CA Goutam Jain
Section 5 of Income Tax Act says resident global income ( both earned in India & foreign) is taxable in India however the Non- Resident’s only income which is received in India OR accrues or arises or deemed to accrue or arise in India is taxable.
Now who is Resident and who is Non Resident? Section 6 of Income Tax Act determines residential Status on the basis of No. of days stay during the year in India. Sometimes according to the domestic law of countries an Individual become Resident of two or more countries than tie breaker rule as per DTAA need to apply to determine eventual Resident Country.

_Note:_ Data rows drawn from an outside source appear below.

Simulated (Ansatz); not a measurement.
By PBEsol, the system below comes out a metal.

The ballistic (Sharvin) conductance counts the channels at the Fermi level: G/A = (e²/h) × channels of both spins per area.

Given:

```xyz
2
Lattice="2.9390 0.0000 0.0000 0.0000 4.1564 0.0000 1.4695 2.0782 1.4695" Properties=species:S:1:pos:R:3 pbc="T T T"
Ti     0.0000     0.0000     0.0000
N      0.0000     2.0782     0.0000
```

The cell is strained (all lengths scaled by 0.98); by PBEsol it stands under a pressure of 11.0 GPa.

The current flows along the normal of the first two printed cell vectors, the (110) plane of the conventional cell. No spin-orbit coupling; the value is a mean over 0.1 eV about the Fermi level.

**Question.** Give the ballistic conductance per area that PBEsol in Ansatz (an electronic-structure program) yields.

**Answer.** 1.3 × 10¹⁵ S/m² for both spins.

Hence once a person determined to be Non-Resident in India as discussed above; his following income will be taxable in India-
(a) Income received or deemed to be received in India or
(b) Income accrues or arises or deemed to accrue or arise to him in India
Now the term income received in India can be taken straight however what is Income accrues or arises or deemed to accrue or arise to him is defined in Section 9 if Income tax Act as follow-
|Income||When deemed to accrue or arise in India|
|Business Income||Nat profit earned in India when business connection is in India or source of income is in India|
|Capital Gain/House Property Income||When Capital asset situate in India|
|Dividend||When Paid by an Indian company|
|Interest||When Payable by-|
|Government of India|
|a person who is a resident except where moneys borrowed used for business outside India|
|a person who is a non-resident where moneys borrowed used for business in India|
|Royalty & fees for technical services||When Payable by-|
|Government of India|
|a person who is a resident except where its utilized used for business outside India|
|a person who is a non-resident where its utilized for business in India|
|Salaries||When Paid for service rendered in India|
|paid by the Government to a citizen of India for service outside India|
Briefly now it clear that what income earned by Non Resident is taxable in India however what is tax rate is yet to find out. Income is generally taxed at slab rate in case of Individual and 40% for foreign Company however Income Tax Act specified lower tax rates for income like capital gain etc.
Here it worth to note that double tax avoidance agreements (DTAA) or tax treaty entered with countries overwrite the Income tax Act hence if particular income is taxable in Income tax Act is exempt under DTAA or taxable at lower rate than the same will be followed.